11. Shri M.N.Rao, learned Senior Advocate appearing for the respondents, submitted that the finding of the High Court that the surplus employees of HAL were already absorbed and they are the employees of the State and, therefore, the impugned Act has no application to them should be sustained by us followed by the finding of the High Court that termination is not on account of retrenchment but on the ground that the industry has become sick and the scheme of absorption was complete and having been implemented pursuant to the agreement entered into by the Government of Andhra Pradesh and the various other parties and the Government should not now be allowed to turn back from solemn undertaking given before the BIFR and other authorities and such a question should not be allowed to be agitated in the court and the view expressed by the High Court should be upheld by us.
12. Act No. 14 of 1997 is effective from November 26, 1996. The said Act declares that no employee of a State Government Public Sector Undertaking shall be or shall ever be deemed to be entitled to absorption into public service from the date of the commencement of the Act only on the ground that such undertaking has become sick or is likely to become sick or is closed or is likely to be closed and accordingly. The Act is effective from a date long after the scheme was sanctioned by the BIFR on 4.4.1994. Clauses (c) and (d) of the scheme provides as follows:
(c) the transferor company has identified the number of surplus employees of the transferor company who would be transferred and absorbed by the Government of A.P.. The Government of A.P. has vide its order G.O.Ms. No.180 dated 28th April, 1993 completed the modalities for placement of 1486 employees in various Government Departments and State level public enterprises.

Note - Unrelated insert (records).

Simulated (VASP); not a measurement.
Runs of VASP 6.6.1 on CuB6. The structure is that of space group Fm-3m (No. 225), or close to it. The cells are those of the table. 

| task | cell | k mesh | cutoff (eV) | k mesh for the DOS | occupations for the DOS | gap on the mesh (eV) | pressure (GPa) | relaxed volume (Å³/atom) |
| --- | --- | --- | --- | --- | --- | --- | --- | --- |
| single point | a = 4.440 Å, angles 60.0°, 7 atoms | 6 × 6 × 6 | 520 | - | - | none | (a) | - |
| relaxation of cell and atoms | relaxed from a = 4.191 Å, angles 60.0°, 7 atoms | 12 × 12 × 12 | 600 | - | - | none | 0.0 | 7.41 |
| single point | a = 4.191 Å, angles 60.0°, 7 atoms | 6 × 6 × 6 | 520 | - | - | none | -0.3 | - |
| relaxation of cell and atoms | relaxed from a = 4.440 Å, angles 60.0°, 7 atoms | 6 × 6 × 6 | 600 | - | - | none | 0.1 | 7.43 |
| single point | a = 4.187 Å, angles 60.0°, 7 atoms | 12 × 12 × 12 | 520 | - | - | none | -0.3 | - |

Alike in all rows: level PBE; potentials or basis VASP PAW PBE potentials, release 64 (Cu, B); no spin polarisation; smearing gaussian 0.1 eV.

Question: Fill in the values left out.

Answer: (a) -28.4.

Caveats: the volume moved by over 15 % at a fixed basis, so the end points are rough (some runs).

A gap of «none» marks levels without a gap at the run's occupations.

(d) The aforesaid transfer of the Watch undertaking to the Watch Company together with the transfer of the employees engaged in or connected with the Watch undertaking as also the transfer of the employees of the Auto Division and the surplus employees identified as aforesaid would be completed before the sanction of this Scheme.
13. The underlined portion in clause (c) will make it clear that the Government has completed the modalities for placement of 1486 employees in various Government Departments and State level public enterprises. It is also made clear that the transfer of the surplus employees identified as aforesaid would be completed before the sanction of the scheme. The scheme having been already sanctioned by the BIFR, it must be taken that the employees in different establishments have been identified and their placement in the various Government Departments and the public sector undertakings is complete. It is not necessary to look into any other document. The reports of the various Committees and the Government orders issued thereon will have no relevance at all. When the necessary material had been placed before the BIFR and the BIFR had gone into the same and thereafter sanctioned the scheme in the manner stated above, we think the finding recorded by the High Court that the surplus employees of HAL have been absorbed in the services of the Government and they are employees of the State is justified.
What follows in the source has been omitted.